How to Transform One’s Time: Japanese Marxist Intellectuals’ Discussions on Utopia during the Mid-Twentieth Century

Project: Research project

Project Details

Description

Over the course of the modern period, utopian thinking has played a crucial role in intellectual history. Since the end of the Cold War, utopia has often been dismissed as an abstract fantasy or even a nightmare that leads to totalitarianism. Still, after the official end of the ideological rivalry with the dissolution of the Soviet Union, the absence of a clear alternative system made the idea of utopia an object of scholarly investment. In this context, revisiting historical discourses on utopian thought and measuring their potential has become an important task for contemporary scholarship.

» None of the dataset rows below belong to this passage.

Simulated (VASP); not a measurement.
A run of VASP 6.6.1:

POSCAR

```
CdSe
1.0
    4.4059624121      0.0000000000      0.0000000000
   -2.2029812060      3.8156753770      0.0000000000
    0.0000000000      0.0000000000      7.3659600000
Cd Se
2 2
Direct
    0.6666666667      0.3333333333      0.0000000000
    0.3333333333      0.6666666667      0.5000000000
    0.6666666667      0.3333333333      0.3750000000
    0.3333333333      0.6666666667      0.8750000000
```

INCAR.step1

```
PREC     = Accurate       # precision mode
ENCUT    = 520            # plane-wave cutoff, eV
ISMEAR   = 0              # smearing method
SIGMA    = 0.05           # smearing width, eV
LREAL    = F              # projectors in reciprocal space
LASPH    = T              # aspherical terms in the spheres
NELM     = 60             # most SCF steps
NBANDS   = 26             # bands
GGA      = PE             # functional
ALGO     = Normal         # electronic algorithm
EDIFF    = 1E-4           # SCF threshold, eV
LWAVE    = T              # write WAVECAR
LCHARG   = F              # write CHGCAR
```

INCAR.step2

This research project will contribute to this effort by examining Japanese intellectuals’ discussions of utopia in the mid-twentieth century and exploring utopia’s transformative potential for global academic discourse. The proposed research will focus on the works of two Japanese Marxist intellectuals, Hani Gorō (1901–1983) and Hanada Kiyoteru (1909–1974). Both worked actively as leading intellectuals in mid-twentieth-century Japan and shared some important features such as a revolutionary stance, mastery of contemporary theory in humanities/social science, and historical interest in Japanese modernity and the European Renaissance. Through the interwar and wartime periods, both wrote texts that provided critical perspectives on past utopian literature and utopian projects. It was not unusual for Marxists to criticize utopianism, as Engels was critical of utopian socialism, but what was perhaps most important was that Hani and Hanada did not completely repudiate utopian thought, instead examining its potential by exploring alternative social spaces in reality or focusing on utopian “desire” itself.

Recent utopian studies tend to direct our attention to a utopian “impulse” or “desire” that seems omnipresent in everyday life and culture, an impulse that is deemed irreducible to a deliberate utopian program. Based on such insights, my project will reveal the alternative desire-driven visions of utopia offered by Hani and Hanada. By revealing a new example of dialogue between Marxism and utopianism from Japan, this research will enrich the existing literature in utopian studies and global intellectual history. Furthermore, the project will carefully situate Hani’s and Hanada’s discussions within the historical development of utopian thought in Japan as well as ongoing utopian/transformative movements. In so doing, this project will also confirm the role and significance of Hani’s and Hanada’s work on utopia in Japanese social and cultural history.